Large retailers in NI could be hit with 'Tesco tax'

The Finance minister, Sammy Wilson, has launched a consultation that could see big retail stores paying a lot more in rates and smaller businesses less.

It would mean 26 companies with 77 retail premises paying an extra £85,000 a year in rates per premises.

This would equate to an average rates saving for small businesses of around £750.

Department of Finance sources said they believe that Tescos will be the company worst affected.

Sammy Wilson said the executive wanted to create the right conditions for a sustained economic recovery.

Case in point

"The downturn has been very difficult for most sectors of the economy but some have fared better than others during this period," he said.

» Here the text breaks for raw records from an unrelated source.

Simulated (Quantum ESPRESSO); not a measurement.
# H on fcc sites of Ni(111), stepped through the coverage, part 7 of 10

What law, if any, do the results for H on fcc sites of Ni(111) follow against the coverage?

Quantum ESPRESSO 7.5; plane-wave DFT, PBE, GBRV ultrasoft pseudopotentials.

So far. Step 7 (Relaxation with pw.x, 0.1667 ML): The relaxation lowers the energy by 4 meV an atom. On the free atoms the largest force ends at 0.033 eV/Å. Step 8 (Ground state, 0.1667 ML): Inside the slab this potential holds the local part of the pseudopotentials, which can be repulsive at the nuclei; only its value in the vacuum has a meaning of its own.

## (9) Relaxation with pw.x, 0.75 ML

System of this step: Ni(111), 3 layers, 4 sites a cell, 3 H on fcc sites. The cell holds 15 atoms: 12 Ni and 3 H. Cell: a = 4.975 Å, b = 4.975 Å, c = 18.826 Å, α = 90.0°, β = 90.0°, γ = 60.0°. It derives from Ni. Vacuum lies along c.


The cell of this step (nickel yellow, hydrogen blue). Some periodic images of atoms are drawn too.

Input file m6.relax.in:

"The large retail sector is a case in point.

"I think it is right that additional small businesses get help and this should be funded by asking the largest retailers to pay more," he added.

The minister is proposing that the changes, that are being introduced because of the economic downturn, last for three years.

The consultation will run for 16 weeks until 18 October.

The levy, which is regarded as a recycling of money by the finance department, is not expected to put any further pressure on the public purse.

Sources told the BBC they would not be surprised if large retail stores or a representative body was to legally challenge the minister's preferred option if he proceeds with it after the consultation.

The Northern Ireland Independent Retail Trade Association's (NIIRTA) chief executive Glyn Roberts said: "These are excellent proposals which will be welcomed by independent retailers and small business owners in every part of Northern Ireland.

"This scheme is of vital importance to thousands of small businesses and independent retailers who are struggling to pay their rates bills.

Threat

"The reality is that the big high street retailers such as Asda, Tesco and many others continue to make billions of pounds of profit and have performed well during the recession."

The Northern Ireland Retail Consortium (NIRC), which represents multiple retailers in Northern Ireland, warned the plans were a threat to future economic prosperity.

NIRC director, Jane Bevis, said: "The retail sector as a whole - small and large retailers alike - is paying too high a proportion of the business rates bill.

"We agree small retailers need a helping hand.

"We agree town centres need investment and regeneration. But the large retailer levy, which will also apply to large stores on the high street, could make things worse for everyone," she added.